Next year looks even more exciting with new entries in beloved series such as “Crackdown,” “Dark Souls,” “Deus Ex,” “Doom,” “Far Cry,” “Gears of War,” “Ghost Recon,” “Hitman,” “Homefront,” “Kingdom Hearts,” “Mass Effect,” “Mirror’s Edge,” “Persona,” “Ratchet and Clank,” “Star Fox,” “Street Fighter,” “Uncharted” and “XCOM”. There’s also a ton of new original games from the makers of acclaimed works like “Diablo,” “Heavy Rain,” “Alan Wake,” “Shadow of the Colossus,” “The Unfinished Swan,” “Gone Home,” “Braid,” “Bayonetta,” “Mark of the Ninja,” “Killzone” and “Mega Man”.

Today I take a look at my most personally anticipated games of 2016. This is by no means a best of list, people’s taste vary considerably and so I can only speak to my own. As a player I’m more interested in single-player and narrative driven games, with very little interest in multiplayer or military shooter titles. I’m also format agnostic – playing primarily on PC but PS4, Xbox One and Wii U as well. Those preferences affect my taste, but in the comments below please share with us what games you are anticipating the most of any in 2016.
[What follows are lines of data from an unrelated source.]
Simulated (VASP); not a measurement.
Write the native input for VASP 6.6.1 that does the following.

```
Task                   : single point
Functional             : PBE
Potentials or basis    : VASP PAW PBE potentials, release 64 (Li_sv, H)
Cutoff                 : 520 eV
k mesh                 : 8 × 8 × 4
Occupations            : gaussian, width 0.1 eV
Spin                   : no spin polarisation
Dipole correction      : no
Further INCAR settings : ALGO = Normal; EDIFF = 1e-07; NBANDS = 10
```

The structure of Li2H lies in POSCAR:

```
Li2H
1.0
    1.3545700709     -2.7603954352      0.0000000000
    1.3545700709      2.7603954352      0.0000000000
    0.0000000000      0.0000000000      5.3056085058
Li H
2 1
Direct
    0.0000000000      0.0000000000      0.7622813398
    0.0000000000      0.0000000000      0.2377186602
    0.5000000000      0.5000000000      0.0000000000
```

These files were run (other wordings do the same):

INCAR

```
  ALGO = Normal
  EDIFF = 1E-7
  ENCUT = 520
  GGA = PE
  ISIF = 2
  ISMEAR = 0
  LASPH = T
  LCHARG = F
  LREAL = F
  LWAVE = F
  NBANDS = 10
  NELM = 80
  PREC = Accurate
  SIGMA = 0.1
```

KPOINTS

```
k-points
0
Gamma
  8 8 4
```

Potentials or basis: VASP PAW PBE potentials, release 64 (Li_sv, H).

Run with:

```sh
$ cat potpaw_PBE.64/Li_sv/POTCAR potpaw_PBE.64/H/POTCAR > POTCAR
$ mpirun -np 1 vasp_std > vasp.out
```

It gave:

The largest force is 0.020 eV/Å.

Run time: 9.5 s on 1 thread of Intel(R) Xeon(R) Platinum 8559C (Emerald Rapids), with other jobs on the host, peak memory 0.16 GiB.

1. Uncharted 4: A Thief’s End
(March 18th 2016)
For its fourth and apparent final outing, PlayStation’s flagship game series comes to the PS4 for the first time. Naughty Dog redefined cinematic gaming with this series, the second one in particular still my favorite game of all time. Three years on, you return as a now seemingly retired Nathan Drake who is contacted by his older brother Sam, long believed dead, who seeks the former treasure hunter’s help to find the long lost pirate colony of Libertatia.

As this marks the first game in the series made specifically for the PS4, the footage so far has demonstrated some jaw dropping graphics and the kind of amazing set pieces the franchise is famous for, but there’s also an interesting tonal shift in the story. With the creative team behind this one now mostly made up of people who worked on “The Last of Us,” expect a darker and more serious affair this time out.

2. Mirror’s Edge: Catalyst
(May 24th 2016)
A part sequel/part reboot of EA’s superb and still highly under-rated 2008 parkour game “Mirror’s Edge,” you once again take on the role of ‘runner’ Faith Connors in the futuristic city called Glass where she uses her free running skills to leap across rooftops, complete missions and evade enemies. The original game was a huge breath of fresh air though had one or two nagging problems – mostly to do with the tacked on combat.

Said combat system has been overhauled and scaled back for this sequel which puts a greater emphasis on the game’s biggest strength – traversal. One big difference though is that the straight up missions and linear gameplay of the first game has been ditched in favor of an open-world, free-roaming environment which allows for multiple paths to reach one’s objective. The graphics are gorgeous, but the gameplay is what makes this look like so much fun.

3. Mass Effect: Andromeda
(Q4 2016)
One of the greatest game series of the past decade goes all ‘The Next Generation’ on us, leaping forward at least several centuries on from the events of the Normandy, the Reapers and Commander Shepherd. Developed with the Frostbite 3 engine, the new game sees the return of the six-wheeled Mako vehicle from the first game along with a whole bunch of new characters and alien races.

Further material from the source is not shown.